# 02 - Molecular Featurization with RDKit

In this step, we convert each molecule into a machine-readable numerical format using RDKit. We'll generate:
- 2D physicochemical descriptors
- Morgan fingerprints (ECFP)

These features will later be used to train machine learning models to predict pIC50 values.


## Step 1: Load Cleaned Data with SMILES

In the previous step, we already fetched the SMILES strings from ChEMBL. Now, we'll load the CSV file containing:

- molecule_chembl_id
- canonical_smiles
- pIC50

From here, we begin featurization directly using RDKit.

In [3]:
import pandas as pd

df = pd.read_csv("../data/chembl_egfr_clean.csv")
df.head()


Unnamed: 0,molecule_chembl_id,canonical_smiles,IC50,units,pIC50
0,CHEMBL68920,Cc1cc(C)c(/C=C2\C(=O)Nc3ncnc(Nc4ccc(F)c(Cl)c4)...,41.0,nM,7.387
1,CHEMBL68920,Cc1cc(C)c(/C=C2\C(=O)Nc3ncnc(Nc4ccc(F)c(Cl)c4)...,300.0,nM,6.523
2,CHEMBL68920,Cc1cc(C)c(/C=C2\C(=O)Nc3ncnc(Nc4ccc(F)c(Cl)c4)...,7820.0,nM,5.107
3,CHEMBL69960,Cc1cc(C(=O)N2CCOCC2)[nH]c1/C=C1\C(=O)Nc2ncnc(N...,170.0,nM,6.77
4,CHEMBL69960,Cc1cc(C(=O)N2CCOCC2)[nH]c1/C=C1\C(=O)Nc2ncnc(N...,40.0,nM,7.398


## Step 2: Convert SMILES to RDKit Objects

In [5]:
from rdkit import Chem

df["mol"] = df["canonical_smiles"].apply(Chem.MolFromSmiles) # Convert SMILES to RDKit Mol objects
df = df[df["mol"].notnull()]  # Remove rows with invalid SMILES

## Step 3: Generate Descriptors

Example: molecular weight, logP, number of H-bond donors.

In [7]:
from rdkit.Chem import Descriptors

df["MolWt"] = df["mol"].apply(Descriptors.MolWt)  # Molecular weight
df["LogP"] = df["mol"].apply(Descriptors.MolLogP) # LogP (octanol-water partition coefficient)
df["NumHDonors"] = df["mol"].apply(Descriptors.NumHDonors)  # Number of hydrogen bond donors
df["NumHAcceptors"] = df["mol"].apply(Descriptors.NumHAcceptors)  # Number of hydrogen bond acceptors

## Step 4: Generate Morgan Fingerprints (ECFP4)

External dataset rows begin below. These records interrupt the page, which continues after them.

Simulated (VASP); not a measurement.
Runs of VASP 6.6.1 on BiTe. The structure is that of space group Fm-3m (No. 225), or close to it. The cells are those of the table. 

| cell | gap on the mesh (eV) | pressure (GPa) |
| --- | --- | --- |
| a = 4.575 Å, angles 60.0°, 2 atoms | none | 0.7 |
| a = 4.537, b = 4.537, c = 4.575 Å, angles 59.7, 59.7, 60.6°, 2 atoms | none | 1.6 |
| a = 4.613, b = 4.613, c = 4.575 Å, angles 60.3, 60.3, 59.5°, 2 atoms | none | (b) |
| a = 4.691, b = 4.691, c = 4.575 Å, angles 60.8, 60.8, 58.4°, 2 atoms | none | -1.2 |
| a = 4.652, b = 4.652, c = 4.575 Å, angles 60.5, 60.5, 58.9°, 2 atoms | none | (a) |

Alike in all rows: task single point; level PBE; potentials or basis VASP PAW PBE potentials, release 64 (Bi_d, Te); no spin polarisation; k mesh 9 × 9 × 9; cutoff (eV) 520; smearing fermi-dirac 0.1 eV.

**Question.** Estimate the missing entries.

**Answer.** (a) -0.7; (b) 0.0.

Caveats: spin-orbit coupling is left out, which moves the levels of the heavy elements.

These are known as Extended-Connectivity Fingerprints, or ECFP. A way to numerically represent a molecule’s structure based on its substructures.

They capture circular patterns around each atom, similar to how a human might notice functional groups or atomic environments.

- The “4” in ECFP4 refers to a diameter of 4 bonds, or a radius of 2.
- This means the fingerprint captures information up to 2 bonds away from each atom.

**How it works:**

1. Start at each atom in the molecule.
2. Iteratively collect information about neighboring atoms within a certain radius (e.g., radius = 2).
3. Hash each unique substructure into a fixed-length binary vector (e.g., 2048 bits).
4. The final vector tells you which substructures are present in the molecule.
5. Each bit corresponds to a different feature or substructure.

In [8]:
from rdkit.Chem import AllChem
import numpy as np

def mol_to_fp(mol, radius=2, nBits=2048):
    fp = AllChem.GetMorganFingerprintAsBitVect(mol, radius, nBits=nBits)
    arr = np.zeros((nBits,), dtype=int)
    AllChem.DataStructs.ConvertToNumpyArray(fp, arr)
    return arr

# Convert to a matrix
fp_array = np.array([mol_to_fp(m) for m in df["mol"]])


## Step 5: Save Festures for Modeling

In [11]:
# Save descriptors
desc_cols = ["MolWt", "LogP", "NumHDonors", "NumHAcceptors", "pIC50"]
df[desc_cols].to_csv("../data/descriptors.csv", index=False)

# Save fingerprints as NumPy array and labels separately
np.save("../data/fingerprints.npy", fp_array)
df["pIC50"].to_csv("../data/labels.csv", index=False)